Finally, somebody I can relate to in the whole work-life balance discussion. Keith Hammonds has written an article in this months Fast Company magazine on the myth of work-life balance.
I agree with Keith wholeheartedly that balance may be a false god or idol – something people aspire to and then fail, causing only more negative stress. Many people who have achieved great things in their lives have been completely unbalanced. Does balance preclude greatness? Does great achievement require one to be unbalanced?
Secondarily, for those who are still chasing balance, I don’t think that they have to attain it in one day. Stretch the timeline. How about achieving balance over your week? Month? Year? Decade? It just means extending your time horizon and thinking on different scales. I personally find that I can only focus on one or two areas of my life intensely at any one time and that the others then by necessity get less attention. But over a period of weeks or months, I do tend to visit each of the key areas in my life and pay them some attention.

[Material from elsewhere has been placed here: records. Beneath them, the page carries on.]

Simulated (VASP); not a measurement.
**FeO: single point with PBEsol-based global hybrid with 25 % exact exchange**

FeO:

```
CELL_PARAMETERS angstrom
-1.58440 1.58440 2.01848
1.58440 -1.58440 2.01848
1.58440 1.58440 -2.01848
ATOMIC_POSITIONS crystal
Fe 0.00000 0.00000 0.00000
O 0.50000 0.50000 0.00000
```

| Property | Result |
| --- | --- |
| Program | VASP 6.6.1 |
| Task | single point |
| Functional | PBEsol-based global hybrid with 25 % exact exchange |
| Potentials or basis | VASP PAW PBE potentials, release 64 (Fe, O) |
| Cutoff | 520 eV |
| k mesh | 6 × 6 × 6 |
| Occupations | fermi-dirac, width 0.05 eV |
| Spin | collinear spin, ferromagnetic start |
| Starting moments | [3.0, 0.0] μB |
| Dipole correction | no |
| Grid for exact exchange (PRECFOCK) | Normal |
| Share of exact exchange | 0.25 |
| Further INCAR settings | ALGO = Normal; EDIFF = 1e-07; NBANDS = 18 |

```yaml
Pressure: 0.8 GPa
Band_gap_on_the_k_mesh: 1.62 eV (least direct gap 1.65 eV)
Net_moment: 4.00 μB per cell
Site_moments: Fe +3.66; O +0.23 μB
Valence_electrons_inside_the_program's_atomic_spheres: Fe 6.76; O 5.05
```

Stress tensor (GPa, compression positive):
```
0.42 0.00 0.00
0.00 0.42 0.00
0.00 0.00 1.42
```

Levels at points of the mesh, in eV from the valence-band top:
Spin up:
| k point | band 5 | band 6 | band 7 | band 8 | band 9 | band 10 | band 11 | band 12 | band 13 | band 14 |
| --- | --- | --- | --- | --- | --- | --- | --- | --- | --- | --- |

Another trait I commonly express is my binary nature. I may crawl “into the cave” and not see some of my friends for weeks or months, and then at other times, I can’t spend enough time with them. My introversion/extroversion is in the dead centre when measured but that’s because it’s 100% in one direction and 100% in another direction on different days, netting out in the middle at a draw. I often think that in that microscopic way, I am indeed “balanced” but again, only when viewed over a longer time scale.
In any case, this article is worth a read, no matter where you sit in this discussion. And I have also taken the liberty of copy/pasting the entire 7 pages together into a PDF because for some reason the “Print this” icons at Fast Company’s website, only printed the PAGE, not the ARTICLE.